It seems like a matter of time before Ivan Rakitic leaves Barcelona. Not just because Inter and AC Milan have been linked, but because the Croatian has already talked about lack of playing time at the Nou Camp.
Before fading out around last season, Rakitic was one of Europe’s most influential midfielders. His completeness as a player helped Barcelona tide over the transition when the likes of Xavi and Andres Iniesta left the club.
But as things stand, Barca have moved on from the 31-year-old. He was crucial in the club’s Champions League win in 2015 and has been a loyal servant for about five years now. But the presence of younger players like Arthur, Frenkie de Jong and Sergi Roberto has seen Rakitic’s first-team place get taken away.
He finds himself low in the pecking order, with Arturo Vidal still higher on the ladder due to his ability to add venom from the midfield. That is exactly what the Chilean did in the game against Inter in the Champions League.
Links to both of the Milan clubs make sense, though. For different reasons.
Inter, who were unbeaten in the league till the loss in the Derby D’Italia, lacked the midfield depth against Juve. Stefano Sensi’s injury saw Matias Vecino come on and the Uruguayan struggled to make an impact.
Indeed, it is no coincidence that Inter are being linked with midfielders like Sergey Milinkovic-Savic, Sandro Tonali and Nemanja Matic. Antonio Conte has recognised the need to increase the depth in midfield. Nicolo Barella, Sensi and Marcelo Brozovic have enjoyed great starts but the second choice options don’t seem good enough.
Borja Valero and Vecino hardly seem players who could help Inter challenge for the Scudetto. Roberto Gagliardini can do a good job.

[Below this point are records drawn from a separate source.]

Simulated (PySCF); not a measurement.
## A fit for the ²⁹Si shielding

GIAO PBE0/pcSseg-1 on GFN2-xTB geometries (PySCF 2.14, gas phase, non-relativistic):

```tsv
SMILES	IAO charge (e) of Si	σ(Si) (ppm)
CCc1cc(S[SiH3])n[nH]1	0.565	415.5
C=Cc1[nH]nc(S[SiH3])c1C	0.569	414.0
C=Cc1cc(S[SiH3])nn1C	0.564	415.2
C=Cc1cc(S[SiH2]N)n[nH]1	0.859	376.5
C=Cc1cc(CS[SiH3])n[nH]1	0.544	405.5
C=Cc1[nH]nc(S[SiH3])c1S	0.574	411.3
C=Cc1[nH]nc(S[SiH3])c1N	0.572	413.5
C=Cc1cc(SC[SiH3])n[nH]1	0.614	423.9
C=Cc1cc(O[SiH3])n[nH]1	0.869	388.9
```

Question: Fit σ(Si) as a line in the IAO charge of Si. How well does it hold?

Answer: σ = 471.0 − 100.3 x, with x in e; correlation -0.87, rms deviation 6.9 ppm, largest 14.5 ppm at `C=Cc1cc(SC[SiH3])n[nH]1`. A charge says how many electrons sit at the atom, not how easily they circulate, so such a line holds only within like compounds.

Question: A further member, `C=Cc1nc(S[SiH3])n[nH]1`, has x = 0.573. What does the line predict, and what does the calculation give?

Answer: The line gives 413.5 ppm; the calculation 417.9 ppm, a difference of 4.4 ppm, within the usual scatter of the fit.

Rakitic is someone who can play in any of three positions in midfield, even though he isn’t as physical as Barella. He does play in the same team as Brozovic for the Croatian national team. The Inter man plays deeper while Rakitic plays in between him and Luka Modric.
Rakitic is a more intelligent player than Barella, who made more tackles per game for Cagliari last season than the Barca man did. Barella made 2.8 tackles per game while Rakitic could only manage 0.9. But the former Sevilla star made 1.5 interceptions per game. And Barella made 1.1.
Another difference lies in how Barella attacks. The Italian recorded 1.2 dribbles per game last season and took more shots per game at 1.5. But Rakitic is less mobile but relies on his technical ability.
The 31-year-old played 74.6 passes per game last season. Barella played only 51. More so, Rakitic had a passing accuracy of 91%, as compared to Barella’s average of 81% (Via Whoscored)
The heatmaps above clearly shows that Barella is more mobile than Rakitic and likes to take the ball into advanced areas. Rakitic prefers to sit and control games.
Because of that, comparisons with Sensi will not make too much sense. Playing in place of the former Sassuolo man requires the player to get on the ball and dribble it. Sensi presses high up the pitch off the ball too and Rakitic may not do that role as well as the Italian. Roberto Gagliardini though, already has.
At Inter, Rakitic will add much-needed variety in the heart of the park. He is unlike any of the other midfielders in that and Conte would need that.
Coming to Milan though- Rakitic will be the best technical midfielder in that side.
For a side that had little or no balance in that area under Marco Giampaolo, Rakitic will improve that part of the game. Hakan Calhanoglu has drawn heavy criticism for a lack of effort. So has Lucas Biglia. Giampaolo didn’t use newer signings like Lucas Paqueta and Ismael Bennacer as much as everyone wanted.
He used slow players for what has to be a dynamic system. While Rakitic isn’t too mobile too, he brings immense quality. New manager Stefano Pioli is unlikely to change too much. He has placed more emphasis on team bonding and bringing the players together.
Rakitic would add a lot of creativity and experience but if Pioli sticks to the same playing style, he is unlikely to play too much. The demand is to play more dynamic players and Rakitic doesn’t fit that.
More so, Milan will find it tough to afford the Croatian’s wage. They recorded a loss of €146 million last year and that will not help at all.